The state’s business community got a dose of good news recently when the Connecticut Airport Authority officially was granted its pilot license to take over control of Bradley International Airport and five other state-owned airports.
Transferring authority of Bradley, a significantly underutilized economic development asset, from the Department of Transportation to an independent agency should help sidestep a bureaucratic decision making process that hasn’t moved fast enough to respond to airlines and businesses.
Still, CAA’s task won’t be easy, particularly at a time when small-to-midsize airports are seeing fewer flights and seats. Just last week, the Federal Aviation Administration announced that Bradley’s 2012 passenger count slipped by 4.5 percent.
The CAA must focus on three core growth areas. First, they need to reverse the declining passenger counts by adding more flights and carriers. Some progress has been made this year with the addition of nonstop flights to Los Angeles, Atlanta, and Florida. But Bradley needs to expand its U.S. reach further to the south and west coasts, locations where many Connecticut companies operate or do business in.

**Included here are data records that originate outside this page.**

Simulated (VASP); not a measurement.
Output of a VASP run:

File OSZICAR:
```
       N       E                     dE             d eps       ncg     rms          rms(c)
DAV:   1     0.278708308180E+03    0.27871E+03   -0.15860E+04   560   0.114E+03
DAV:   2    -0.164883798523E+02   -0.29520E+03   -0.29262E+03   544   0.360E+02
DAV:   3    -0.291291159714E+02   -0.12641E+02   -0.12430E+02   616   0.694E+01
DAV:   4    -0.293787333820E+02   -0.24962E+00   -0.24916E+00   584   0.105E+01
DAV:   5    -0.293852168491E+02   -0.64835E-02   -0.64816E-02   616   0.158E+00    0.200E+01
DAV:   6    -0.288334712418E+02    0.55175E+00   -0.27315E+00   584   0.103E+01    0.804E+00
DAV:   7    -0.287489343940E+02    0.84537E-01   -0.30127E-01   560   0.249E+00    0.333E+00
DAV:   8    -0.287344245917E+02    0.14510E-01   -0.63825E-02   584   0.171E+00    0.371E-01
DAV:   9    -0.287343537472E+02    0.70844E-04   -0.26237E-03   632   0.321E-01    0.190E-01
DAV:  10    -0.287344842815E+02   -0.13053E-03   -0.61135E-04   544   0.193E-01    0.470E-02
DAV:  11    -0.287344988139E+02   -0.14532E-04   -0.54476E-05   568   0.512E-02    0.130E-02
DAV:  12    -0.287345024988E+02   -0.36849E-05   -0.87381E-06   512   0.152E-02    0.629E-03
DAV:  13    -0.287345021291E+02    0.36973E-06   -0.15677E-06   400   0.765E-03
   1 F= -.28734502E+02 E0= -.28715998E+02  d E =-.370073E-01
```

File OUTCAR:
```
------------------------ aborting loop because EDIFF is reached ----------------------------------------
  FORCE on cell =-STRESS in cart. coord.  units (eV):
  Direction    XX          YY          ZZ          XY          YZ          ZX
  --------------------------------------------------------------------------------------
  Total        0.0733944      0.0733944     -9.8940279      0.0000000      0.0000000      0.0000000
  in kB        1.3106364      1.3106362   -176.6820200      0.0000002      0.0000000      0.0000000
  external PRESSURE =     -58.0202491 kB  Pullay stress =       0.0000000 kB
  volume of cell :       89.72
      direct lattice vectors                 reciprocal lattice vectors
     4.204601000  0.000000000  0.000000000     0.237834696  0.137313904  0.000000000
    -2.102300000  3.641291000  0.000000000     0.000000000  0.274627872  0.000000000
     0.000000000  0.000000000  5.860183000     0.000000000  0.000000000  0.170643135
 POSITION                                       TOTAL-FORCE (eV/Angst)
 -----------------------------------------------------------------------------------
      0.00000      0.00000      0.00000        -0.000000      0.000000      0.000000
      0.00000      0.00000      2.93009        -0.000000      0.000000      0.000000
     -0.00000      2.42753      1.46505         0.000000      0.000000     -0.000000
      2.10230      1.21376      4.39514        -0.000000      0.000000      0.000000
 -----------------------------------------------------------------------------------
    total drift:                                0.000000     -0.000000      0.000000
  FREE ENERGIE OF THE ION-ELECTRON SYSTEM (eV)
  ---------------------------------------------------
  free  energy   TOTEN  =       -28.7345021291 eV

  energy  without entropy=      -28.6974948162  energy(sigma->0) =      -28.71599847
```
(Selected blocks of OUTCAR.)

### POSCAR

CAA must also bring back an international flight beyond North America. Europe is one of Connecticut’s top trading partners, yet Bradley doesn’t have a direct flight to any European country. This limits potential trade growth. It also gives international firms more reason to consider Boston or New York for their U.S. locations.
Finally, CAA must focus on further developing the business district around Bradley, which could become a significant logistics hub. In 2010 state lawmakers expanded the Bradley Development Zone to provide greater economic incentives for businesses to locate in the region, yet few deals have been announced.
It’s that kind of inactivity that has plagued Bradley Airport for years. Hopefully a more agile, business savvy decision-making body can reverse course.
Electric vehicle cure
Compared to most state government initiatives, Connecticut’s $200,000 investment to finance the doubling of electric vehicle charging stations is a drop in the bucket.
Yet, this latest effort in the state’s energy plan seems to be putting the cart before the horse. There can’t be more than a few hundred electric vehicles (EVs) operating in Connecticut. Increasing the number of publicly available charging stations from 81 to 200 seems excessive.
But when it comes to switching the driving public away from gas powered vehicles, the state must be proactive. Having EV infrastructure out and visible should encourage more drivers to pick EVs when they switch out their current vehicles. The idea of curing range anxiety — the concern that EVs will run out of juice before reaching a station to recharge — can’t be understated. It’s also a plus that the incentive program focuses on lifetime costs rather than upfront costs. EVs may be more expensive to buy than gas guzzlers, but their fuel costs are less than half regular unleaded. Convincing motorists to think long term certainly is worth $200,000.